Saskatoon kids create healthy recipe book
'Monkeys in the Kitchen' focuses on family fun in the kitchen
Forget gummy bears, hotdogs and sugary soda.
You won't find any of those in the Richards household.
The family of three made the switch to a raw food diet five years ago after mom Shannon had some health concerns and wanted to make some lifestyle changes. Her kids were a tough sell on the concept, however.
"It was a bit of a battle in the beginning," Richards told CBC News. "[But] once they started helping in the kitchen and getting more involved in the process, they got more excited experimenting with different foods."
These days the family's treats include homemade almond milk, soups and crackers. All are from recipes which are in their just-released cookbook Monkeys in the Kitchen.
For Aiden, 12, and Ethan, 8, cooking has become something they look forward to everyday and that's something the Richards want to share it with other youngsters.
"When I'm cooking I feel like I'm in charge of what we're eating," Ethan said.
Monkeys in the Kitchen is available through the Richards' website infinitezenergy.
Brussels Sprouts recipe
- 20 Brussels sprouts, trimmed, cleaned and halved.

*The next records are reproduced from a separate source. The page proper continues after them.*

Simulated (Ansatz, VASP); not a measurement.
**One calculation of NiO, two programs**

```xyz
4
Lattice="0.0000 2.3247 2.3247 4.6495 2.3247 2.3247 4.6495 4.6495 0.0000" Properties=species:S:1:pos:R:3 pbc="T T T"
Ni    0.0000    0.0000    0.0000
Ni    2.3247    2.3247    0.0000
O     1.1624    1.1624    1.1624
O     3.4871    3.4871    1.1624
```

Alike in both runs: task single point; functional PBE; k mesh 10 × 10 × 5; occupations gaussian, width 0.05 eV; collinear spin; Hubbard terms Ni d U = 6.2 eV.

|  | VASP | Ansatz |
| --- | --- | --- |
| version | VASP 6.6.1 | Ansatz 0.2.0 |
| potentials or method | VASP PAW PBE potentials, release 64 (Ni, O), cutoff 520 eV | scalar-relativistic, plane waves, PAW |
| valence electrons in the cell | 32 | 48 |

- 2 teaspoons virgin coconut oil.
- 3-4 tablespoons purified water.
- Sea salt.
Melt the coconut oil in a well seasoned cast iron pan over medium high heat. Add all of the Brussels sprouts, cut-side down, and pan roast for about 5 minutes, until slightly golden brown. Salt the Brussels sprouts with about 1/2 teaspoon, more or less, to taste. Carefully add the water to the pan (it will sizzle) and cover the pan tightly. Allow the Brussels sprouts to steam about 4-5 minutes to finish cooking. Serve warm or at room temperature.
MONKEY TIP: These also keep well in the refrigerator for up to 3 days for healthy snacking.